You are viewing a plain text version of this content. The canonical link for it is here.

Posted to user@spark.apache.org by 朱旻 <zz...@126.com> on 2016/05/10 07:51:41 UTC

spark uploading resource error

hi all:
I found a problem using spark .
WHEN I use spark-submit to launch a task. it works


spark-submit --num-executors 8 --executor-memory 8G --class com.icbc.nss.spark.PfsjnlSplit  --master yarn-cluster /home/nssbatch/nss_schedual/jar/SparkBigtableJoinSqlJava.jar /user/nss/nss-20151018-pfsjnl-004_024.txt /user/nss/output_join /user/nss/output_join2


but when i use the command created by spark-class  as below


/home/nssbatch/huaweiclient/hadoopclient/JDK/jdk/bin/java -Djava.security.krb5.conf=/home/nssbatch/huaweiclient/hadoopclient/KrbClient/kerberos/var/krb5kdc/krb5.conf -Dzookeeper.server.principal=zookeeper/hadoop.hadoop.com -Djava.security.auth.login.config=/home/nssbatch/huaweiclient/hadoopclient/Spark/adapter/client/controller/jaas.conf -Dzookeeper.kinit=/home/nssbatch/huaweiclient/hadoopclient/KrbClient/kerberos/bin/kinit -cp /home/nssbatch/huaweiclient/hadoopclient/Spark/spark/conf/:/home/nssbatch/huaweiclient/hadoopclient/Spark/spark/lib/spark-assembly-1.3.0-hadoop2.7.1.jar:/home/nssbatch/huaweiclient/hadoopclient/Spark/spark/lib/datanucleus-core-3.2.10.jar:/home/nssbatch/huaweiclient/hadoopclient/Spark/spark/lib/datanucleus-rdbms-3.2.9.jar:/home/nssbatch/huaweiclient/hadoopclient/Spark/spark/lib/datanucleus-api-jdo-3.2.6.jar:/home/nssbatch/huaweiclient/hadoopclient/Spark/spark/conf/:/home/nssbatch/huaweiclient/hadoopclient/Yarn/config/ org.apache.spark.deploy.SparkSubmit --master yarn-cluster --class com.icbc.nss.spark.PfsjnlSplit --num-executors 8 --executor-memory 8G /home/nssbatch/nss_schedual/jar/SparkBigtableJoinSqlJava.jar /user/nss/nss-20151018-pfsjnl-004_024.txt /user/nss/output_join /user/nss/output_join2


it didn't work. 
i compare the log.and found that: 


16/05/10 22:23:24 INFO Client: Uploading resource file:/tmp/spark-a4457754-7183-44ce-bd0d-32a071757c92/__hadoop_conf__4372868703234608846.zip -> hdfs://hacluster/user/nss/.sparkStaging/application_1462442311990_0057/__hadoop_conf__4372868703234608846.zip  


the conf_file uploaded into hdfs was different.


why is this happened?
where can i find the resource file to be uploading?
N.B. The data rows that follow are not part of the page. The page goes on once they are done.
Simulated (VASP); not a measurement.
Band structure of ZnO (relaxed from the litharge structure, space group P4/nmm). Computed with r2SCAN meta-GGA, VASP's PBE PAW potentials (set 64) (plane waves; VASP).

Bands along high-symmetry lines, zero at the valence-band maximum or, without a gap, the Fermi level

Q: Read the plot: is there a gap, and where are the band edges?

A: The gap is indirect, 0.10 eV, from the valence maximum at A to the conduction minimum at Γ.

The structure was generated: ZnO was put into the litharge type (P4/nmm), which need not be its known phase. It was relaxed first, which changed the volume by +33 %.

Re:Re: Re: spark uploading resource error

Posted by 朱旻 <zz...@126.com>.

thanks!
i solved the problem.
spark-submit changed the HADOOP_CONF_DIR to spark/conf and was corrent
but using java *****...  didn't change the HADOOP_CONF_DIR. it still use hadoop/etc/hadoop.






At 2016-05-10 16:39:47, "Saisai Shao" <sa...@gmail.com> wrote:

The code is in Client.scala under yarn sub-module (see the below link). Maybe you need to check the vendor version about their changes to the Apache Spark code.


https://github.com/apache/spark/blob/branch-1.3/yarn/src/main/scala/org/apache/spark/deploy/yarn/Client.scala



Thanks
Saisai


On Tue, May 10, 2016 at 4:17 PM, 朱旻 <zz...@126.com> wrote:




it was a product sold by huawei . name is FusionInsight. it says spark was 1.3 with hadoop 2.7.1


where can i find the code or config file which define the files to be uploaded?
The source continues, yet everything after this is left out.